Agricultural production by fiercely independent farmers was halved from one year to the next, and starvation stalked the land. Moscow was not sympathetic. The demands for payment in the form of crops were not eased, but escalated.

The farmers who owned substantial amounts of land were called kulaks, and they had been stigmatized by Lenin as “bloodsuckers, vampires, plunderers of the people and profiteers…” The communist activists treated them as if they were criminals, arguing that to take food for yourself when the state owned all food was de facto theft.

The Ukrainians call the terrible famine that ravished their country in 1932 and 1933 the Holodomor, which literally means death by hunger. Although it clearly was no accident but rather the consequence of policies dictated by Moscow before independence there was little to nothing that could be said about it.

Even today it is a sensitive subject. Former president Viktor Yushchenko made a point of describing the deaths as genocide and not just an accident. Despite criticism for the expense, he had a monument built to those who died in the Holodomor high on the banks of the Dnieper River in Kyiv. It was inaugurated last year.

As with all such massive horrors, no one is sure how many died in the Holodomor. A likely number is six to seven million, although estimates range from as low as 2.6 million to as high as 10 million. On the fourth Saturday of every November, services are held to commemorate those who suffered and died in the Holodomor.

The memorial in Kyiv includes books listing those killed and writings about the famine, as well as slide presentations of the history. Candles are lit for the victims, especially on memorial occasions.

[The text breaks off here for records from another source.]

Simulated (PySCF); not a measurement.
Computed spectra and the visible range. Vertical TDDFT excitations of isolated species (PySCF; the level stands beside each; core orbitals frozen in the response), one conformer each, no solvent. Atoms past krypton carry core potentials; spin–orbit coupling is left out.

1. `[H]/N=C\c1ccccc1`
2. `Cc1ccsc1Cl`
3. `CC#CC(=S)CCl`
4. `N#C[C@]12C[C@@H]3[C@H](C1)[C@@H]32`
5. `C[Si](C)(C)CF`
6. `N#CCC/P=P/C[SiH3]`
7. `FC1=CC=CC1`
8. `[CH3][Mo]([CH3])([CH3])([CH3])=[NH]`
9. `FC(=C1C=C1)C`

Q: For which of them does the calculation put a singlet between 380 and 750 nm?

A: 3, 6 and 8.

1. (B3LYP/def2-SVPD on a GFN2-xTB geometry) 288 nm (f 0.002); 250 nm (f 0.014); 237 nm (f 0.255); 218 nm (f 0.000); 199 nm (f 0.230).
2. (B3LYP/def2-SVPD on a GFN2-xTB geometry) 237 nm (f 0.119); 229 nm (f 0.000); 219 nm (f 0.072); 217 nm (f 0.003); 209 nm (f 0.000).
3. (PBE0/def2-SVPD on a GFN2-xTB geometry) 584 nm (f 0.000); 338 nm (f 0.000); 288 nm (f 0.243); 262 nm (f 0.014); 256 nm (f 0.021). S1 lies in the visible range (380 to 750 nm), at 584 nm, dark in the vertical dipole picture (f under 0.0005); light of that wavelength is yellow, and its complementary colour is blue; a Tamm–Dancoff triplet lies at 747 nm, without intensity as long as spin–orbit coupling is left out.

In a gesture to appease Russian unease with the fingers pointed at them for the Holodomor (although it is the Soviets and not the Russians per se who are blamed), the current president, Viktor Yanukovych, made the point earlier this year that the famine of 1932-33 was not limited to Ukraine, but experienced widely throughout the Soviet Union as a result of collectivization. But data indicate Ukraine suffered the most, by far.

In November this year, visiting Russian President Dmitry Medvedev joined President Yanukovych at the Holodomor memorial in Kyiv, to honor the victims.